This is certainly the age of AI and it appears that Google is looking at custom options now to help accelerate their machine learning algorithms, so they can be faster than ever. Pascal was just revealed to be an AI powerhouse, but even that doesn’t seem to be very competitive compared to the custom silicon that Google has created; the Tensor Processing Unit.
Google’s TPU AI co-processor could potentially be many hundred times faster than the modern competition
And that’s precisely what they want. They’re working on a targeted approach to AI that could potentially make machine learning an almost real-time activity. Google’s Tensor Processing Unit is specifically built on an unknown process and tailored specifically to how the machine learning library TensorFlow works. The chip is small and focused, meaning that the pure FP16 workloads it sees can run much faster. They say that it’s already improving the relevancy of search results as well as Street View. Apparantly the AlphaGo AI that beat the human world champion was powered completely by by these TPU processors.

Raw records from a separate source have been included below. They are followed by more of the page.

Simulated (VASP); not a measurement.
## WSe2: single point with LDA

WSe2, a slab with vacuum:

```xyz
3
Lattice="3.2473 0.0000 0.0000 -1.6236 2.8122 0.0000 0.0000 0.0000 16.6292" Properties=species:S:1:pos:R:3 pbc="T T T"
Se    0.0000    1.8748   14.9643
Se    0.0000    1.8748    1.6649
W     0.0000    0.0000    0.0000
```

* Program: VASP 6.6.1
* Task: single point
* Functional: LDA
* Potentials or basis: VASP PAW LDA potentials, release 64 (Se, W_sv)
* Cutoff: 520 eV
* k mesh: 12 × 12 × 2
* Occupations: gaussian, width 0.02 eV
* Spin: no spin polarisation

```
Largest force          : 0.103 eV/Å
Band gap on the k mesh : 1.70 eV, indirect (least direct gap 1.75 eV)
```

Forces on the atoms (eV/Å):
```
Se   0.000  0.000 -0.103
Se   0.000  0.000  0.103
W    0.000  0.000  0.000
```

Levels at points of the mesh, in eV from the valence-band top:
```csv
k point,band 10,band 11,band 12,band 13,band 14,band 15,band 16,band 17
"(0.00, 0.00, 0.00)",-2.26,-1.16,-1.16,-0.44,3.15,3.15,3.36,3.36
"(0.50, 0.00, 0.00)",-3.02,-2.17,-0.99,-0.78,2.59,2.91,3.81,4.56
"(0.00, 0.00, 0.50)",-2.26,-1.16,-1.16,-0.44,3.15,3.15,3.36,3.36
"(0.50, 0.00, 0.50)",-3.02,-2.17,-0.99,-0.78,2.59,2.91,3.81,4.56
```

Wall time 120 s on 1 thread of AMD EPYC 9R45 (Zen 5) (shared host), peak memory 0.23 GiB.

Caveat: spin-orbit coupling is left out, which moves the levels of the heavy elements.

The development of an ASIC for machine learning is the logical next step in looking for faster and better AI. With the right low-latency connector, be it via 10 GigE, InfiniBand or a PCIe-based connection, it could potentially provide a throughput that far exceeds even NVIDIA’s DGX-1 deep learning platform with far lower power consumption.
That being said, this could potentially be a grave threat to NVIDIA’s plans to saturate the deep learning market. The Tesla P100 is a very large chip with a total of 15.3 billion transistors arranged within a 610mm2 area. Those transistors, while they do contain the FP 16 capability needed for competent AI calculations, are not quite so targeted. They’re still general purpose in design and thus are not necessarily going to be nearly as capable as a design that’s specific to AI. Though, yes, the inclusion of NVLink, HBM2 and the general improvements in Pascal do make it a very competitive and impressive design, it still cannot compete with a device that’s literally purpose-built and not general purpose in nature. NVIDIA may have taken a misstep with this design if Google and partners are already looking elsewhere for better performance-per-watt and per-dollar.